Recently, I began working with a client to help them switch their irrigation service billing from time and materials to flat-rate billing. Flat-rate methods can lead to higher sales and net income, an easier-to-run service business, and higher customer satisfaction.

My client had a seven-figure sales number and looked profitable in tax returns and their P&L. I reformatted their general ledger and P&L to calculate production versus overhead costs. Labor hours from payroll were used to evaluate sales and profit performance. We found that irrigation installation lost them many tens of thousands of dollars every year. Though sales revenue and payroll hours were known, no one calculated what labor, equipment and overhead actually cost per hour. Installs were sold and priced by the zone, with no knowledge of how long a job should take or what the cost really was to deliver what the salesman sold.

In examining businesses and talking to contractors, several money-losing job-costing and service-pricing strategies stand out as profit-denting business practices.
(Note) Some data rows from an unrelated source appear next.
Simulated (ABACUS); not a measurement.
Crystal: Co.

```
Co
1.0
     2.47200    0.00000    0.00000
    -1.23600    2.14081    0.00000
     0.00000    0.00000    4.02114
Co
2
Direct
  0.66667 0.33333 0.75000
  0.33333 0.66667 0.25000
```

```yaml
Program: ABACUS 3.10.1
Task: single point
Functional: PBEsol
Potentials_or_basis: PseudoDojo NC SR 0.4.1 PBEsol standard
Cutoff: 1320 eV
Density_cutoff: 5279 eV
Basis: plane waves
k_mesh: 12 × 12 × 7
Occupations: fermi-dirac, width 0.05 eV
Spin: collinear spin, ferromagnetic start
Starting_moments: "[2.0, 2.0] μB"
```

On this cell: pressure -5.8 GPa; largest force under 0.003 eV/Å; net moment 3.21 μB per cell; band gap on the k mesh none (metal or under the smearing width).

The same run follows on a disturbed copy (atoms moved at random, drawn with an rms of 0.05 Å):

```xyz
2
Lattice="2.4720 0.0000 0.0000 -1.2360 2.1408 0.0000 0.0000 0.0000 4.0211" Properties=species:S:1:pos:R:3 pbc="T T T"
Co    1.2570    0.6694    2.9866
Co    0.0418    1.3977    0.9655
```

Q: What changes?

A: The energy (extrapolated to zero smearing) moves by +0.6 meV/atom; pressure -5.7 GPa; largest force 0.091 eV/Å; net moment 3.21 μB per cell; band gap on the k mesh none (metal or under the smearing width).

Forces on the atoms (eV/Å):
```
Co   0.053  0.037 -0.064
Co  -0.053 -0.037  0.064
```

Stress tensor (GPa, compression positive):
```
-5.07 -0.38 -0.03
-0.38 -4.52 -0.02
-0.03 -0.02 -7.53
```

The following are six profit dents, and how to fix them:

 

1. Perform labor and time analysis

No matter whether it is mowing, mulching, landscape or irrigation installs, or any other service, you must compare estimated production hours to actual payroll hours. If you estimate the total time to do daily equipment prep, travel and mow each of your 75 lawns each week to be 120 hours, but your crew is paid for 135 hours, your profit is bleeding. You have to refine your estimating methods, and check the efficiency of your crew. Do you actually use production time to price a job? If not, you must. Does your crews goof off and use equipment ineffectively, or do they do job tasks in an effective order, use the quickest routes, etc.? Perform time and motion studies on every phase of every service you provide to accurately estimate production time for each job. That means time to hand-edge beds and tree wells by the foot, string trim sidewalks and beds, mow 5,000-square-foot and larger multiples, dig a hole and install a head or valve for a new irrigation system, excavate and prep 100 square feet for paving, layout and plant a 3-gallong shrub or 2.5-inch-caliper tree, etc. It is the attention to detail that builds profits.

 

2. Learn your production costs

Your production costs for labor, equipment and overhead per hour are not to be guesstimated, miscalculated or unknown, because they need to be comprehensively calculated to be profitable. Always, always, always know all the numbers you need to be profitable. Never, never, never guess or use other people’s pricing, because they may know less than you.

 

3. Organize your accounting

QuickBooks or other accounting programs’ general ledgers are often used as they came out of the box. That means there is no proper organization of the company’s general ledger to easily track or calculate production costs versus overhead costs. Though the data exists, and tax returns can be done, your data is not organized to provide powerful reports and calculations necessary to profitably price services.

Learn what really constitutes production expenses, and what is really overhead.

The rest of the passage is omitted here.